Eduardo Porter tells readers about confusion among central bankers about how to deal with international capital flows and asset bubbles like the housing bubble in the United States. While there has been considerable confusion among central bankers, this appears to be more linked to their lack of qualifications than the intrinsic complexity of the subject matter.
For example, Porter notes how Greenspan was confused by the inflow of foreign capital that kept long-term interest rates low even as he was raising short-term interest rates.
"It was a wave of money that — to the confusion of Alan Greenspan, the Fed chairman at the time — the Fed seemed powerless to manage."
This was Greenspan's famous "conundrum." Of course it was not a conundrum to those who closely followed the economy at the time. It was easy to see that China and Japan's central banks were buying up long-term U.S. bonds, directly lowering long-term interest rates, while Greenspan was trying to affect long-term rates indirectly by raising short-term rates. (This was in effect a form of quantitative easing, but by foreign central banks.) Needless to say, directly acting in the market had more of an impact than indirectly acting.

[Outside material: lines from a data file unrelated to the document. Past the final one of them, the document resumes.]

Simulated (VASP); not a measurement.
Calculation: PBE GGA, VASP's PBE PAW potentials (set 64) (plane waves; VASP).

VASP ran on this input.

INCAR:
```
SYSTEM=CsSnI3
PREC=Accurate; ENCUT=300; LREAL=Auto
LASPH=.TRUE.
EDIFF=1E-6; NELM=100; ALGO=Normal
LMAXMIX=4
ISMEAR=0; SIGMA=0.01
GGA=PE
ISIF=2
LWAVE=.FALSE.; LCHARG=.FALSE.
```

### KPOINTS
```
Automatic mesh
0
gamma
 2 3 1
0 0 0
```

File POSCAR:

The low interest rates that fuel asset bubbles should be good for the economy. The priority of the central bank should be to use its regulatory powers to prevent credit from flowing to markets that are experiencing dangerous bubbles.
It can also explicitly warn that it will take measures to bring down asset prices if they continue to grow further out of line with fundamentals. This would in effect be a form of forward guidance. While economists routinely deride the idea that such warnings could impact the behavior of investors, many of these same economists believe that central bank statements about future interest rates can have a large effect.
It is difficult to see the logic whereby central bank statements in one area will affect investors' behavior while it will have no effect in another area. It is also very difficult to see the downside from issuing such warnings. Comparing the Congressional Budget Office's projections of GDP from 2008 with actual GDP and its current projections, the collapse of the housing bubble will have cost the country more than $24 trillion in lost output through 2024 ($80,000 per person). Given the enormous potential gains from measures to stem the growth of such dangerous bubbles, it is hard to see any remotely offsetting downside risk.